The decision is expected to be announced in court Monday afternoon.

The 70-year-old former movie mogul was on trial for two rape counts and five sexual assault counts. The charges involve accusations from four women spanning from 2005 to 2013. The jury heard from 49 witnesses in more than four weeks of testimony.

Weinstein is already serving a 23-year sentence for a conviction in New York and could be sentenced to more than 60 years in prison in California if convicted on all counts.

Jurors got the case Dec. 2 and deliberated for nine days over a span of more than two weeks, following a monthlong trial.

Whatever the result, Weinstein won’t be walking free. He still has more than 20 years left on a New York prison sentence after a rape and sexual assault conviction there.

Prosecutors urged jurors to believe the accounts of the four women, each of whom gave dramatic and emotional testimony about the allegations.

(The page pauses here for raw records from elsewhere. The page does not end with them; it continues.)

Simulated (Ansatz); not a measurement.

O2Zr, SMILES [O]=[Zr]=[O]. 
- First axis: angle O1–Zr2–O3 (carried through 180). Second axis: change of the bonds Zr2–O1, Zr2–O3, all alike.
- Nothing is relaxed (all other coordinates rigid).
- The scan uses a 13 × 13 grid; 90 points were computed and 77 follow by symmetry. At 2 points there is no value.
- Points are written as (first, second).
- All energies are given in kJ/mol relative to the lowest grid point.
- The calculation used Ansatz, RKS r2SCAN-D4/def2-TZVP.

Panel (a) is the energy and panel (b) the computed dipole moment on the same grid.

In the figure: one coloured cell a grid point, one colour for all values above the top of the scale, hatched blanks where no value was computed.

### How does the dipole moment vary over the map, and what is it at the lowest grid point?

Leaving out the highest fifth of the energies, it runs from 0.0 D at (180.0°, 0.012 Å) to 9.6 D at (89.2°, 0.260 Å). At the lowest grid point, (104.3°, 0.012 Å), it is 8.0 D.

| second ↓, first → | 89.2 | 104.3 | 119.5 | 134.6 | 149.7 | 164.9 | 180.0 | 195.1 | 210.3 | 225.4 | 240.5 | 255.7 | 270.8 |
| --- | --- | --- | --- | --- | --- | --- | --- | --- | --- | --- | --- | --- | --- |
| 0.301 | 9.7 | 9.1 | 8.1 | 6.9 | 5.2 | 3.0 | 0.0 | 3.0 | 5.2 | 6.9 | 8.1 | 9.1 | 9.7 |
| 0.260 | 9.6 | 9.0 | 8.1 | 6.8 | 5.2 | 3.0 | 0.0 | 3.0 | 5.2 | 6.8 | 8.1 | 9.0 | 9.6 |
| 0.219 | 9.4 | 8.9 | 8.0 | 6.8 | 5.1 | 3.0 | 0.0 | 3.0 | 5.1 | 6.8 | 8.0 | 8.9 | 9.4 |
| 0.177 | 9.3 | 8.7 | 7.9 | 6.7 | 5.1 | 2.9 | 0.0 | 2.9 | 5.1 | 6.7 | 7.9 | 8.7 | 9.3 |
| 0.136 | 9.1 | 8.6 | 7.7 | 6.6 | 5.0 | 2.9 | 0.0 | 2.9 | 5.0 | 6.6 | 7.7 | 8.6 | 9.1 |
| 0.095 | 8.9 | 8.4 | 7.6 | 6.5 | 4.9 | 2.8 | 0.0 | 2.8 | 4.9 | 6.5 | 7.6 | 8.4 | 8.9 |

“You have irrefutable, overwhelming evidence of the nature of this man, and what he did to these women,” Deputy District Attorney Paul Thompson told the jurors in his rebuttal to the closing argument delivered by the defense a day earlier.

Prosecutor compares Weinstein to wolf, predator in closing arguments

Weinstein’s attorneys emphasized the shortage of physical evidence in the case, and asked jurors to set aside the emotional impact of the testimony to focus on the changes several of the women’s stories had gone through in their conversations with authorities.

In his closing, Weinstein’s defense attorney Alan Jackson emphasized the absence of physical evidence of the assaults, none of which were reported to authorities until years later.

He told jurors two of the accusers were clearly lying, and the other two had reframed “transactional” and “100% consensual” sexual acts with Weinstein as assaults after he became a magnet for the #MeToo movement in 2017.

“Regret is not rape,” Jackson said.

Weinstein pleaded not guilty and denied engaging in any non-consensual sex.

The trial came just after the fifth anniversary of the blockbuster stories about Weinstein that made him a lightning rod for the #MeToo movement.